How the Glock 19 Pistol Changed the Gun Industry Forever
This popular gun shifted the whole landscape.
Key point: The Glock 19 contributed to several trends in gun manufacturing.
The Glock 19 is one of the most popular guns on the planet. Police, militaries, and paramilitaries on almost every continent carry them daily. As a result, the Glock 19’s design has heavily influenced designers at competing firms. Here are some ways the Glock 19 has been influential on the firearms market.
While originally billed as a “compact” handgun, the Glock 19 managed to fit 15 rounds into a package that was lighter and smaller than most full-size duty handguns at the time. As a result, many departments bought them as standard-issue handguns, cutting down on the weight and bulk of their sidearms. The proliferation of the Glock 19 as a standard-issue gun made its form factor the standard worldwide. Most new pistols are designed to be as similar sized as possible to the Glock 19, as the longer barrel and grip of older duty pistols have been largely made redundant.
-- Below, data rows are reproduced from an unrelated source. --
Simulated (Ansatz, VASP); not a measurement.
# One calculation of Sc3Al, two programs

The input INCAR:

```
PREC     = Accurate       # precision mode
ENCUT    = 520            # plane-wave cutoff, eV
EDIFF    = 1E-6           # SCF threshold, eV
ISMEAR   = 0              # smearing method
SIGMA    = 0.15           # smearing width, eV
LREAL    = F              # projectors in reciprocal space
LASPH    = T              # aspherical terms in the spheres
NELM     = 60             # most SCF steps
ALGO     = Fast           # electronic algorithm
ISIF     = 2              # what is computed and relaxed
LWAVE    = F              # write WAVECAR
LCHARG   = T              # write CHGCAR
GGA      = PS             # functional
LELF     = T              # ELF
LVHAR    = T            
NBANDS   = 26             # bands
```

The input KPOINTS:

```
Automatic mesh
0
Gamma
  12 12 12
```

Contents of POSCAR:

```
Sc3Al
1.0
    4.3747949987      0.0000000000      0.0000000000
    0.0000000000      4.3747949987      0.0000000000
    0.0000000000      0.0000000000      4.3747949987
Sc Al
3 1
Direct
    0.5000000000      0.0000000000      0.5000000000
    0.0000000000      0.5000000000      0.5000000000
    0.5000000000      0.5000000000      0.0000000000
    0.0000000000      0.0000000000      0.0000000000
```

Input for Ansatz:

This can be seen in CZ releasing the P-10C, the “Compact” version of their P-10 pistol as the initial version, releasing the full-sized P-10F only a few years later. Similar trends can be seen in the sizing of the Walther PPQ and PPS pistols, as well as Beretta’s APX.
2. Light Rails:
While the Glock 19 is excellent in most aspects, one possible weakness is its semi-proprietary “Glock rail” used to mount weapon lights. While most Picatinny-compatible flashlights will fit on the Glock rail, the single cross slot limits the options when it comes to moving lights forward and back on the rail. As a result, most of Glock’s competitors use a standard Picatinny-spec three-slot rail to offer more flexibility and compatibility than the Glock 19. Even custom frames like the Polymer80 frame for the Glock 19 ditch the Glock rail for a standard three-shot Picatinny.
In this specific case, the Glock 19 was more influential in showing what not to do than what to do, but influential nonetheless. While proprietary rails were popular in the 1990s, they are all but gone today.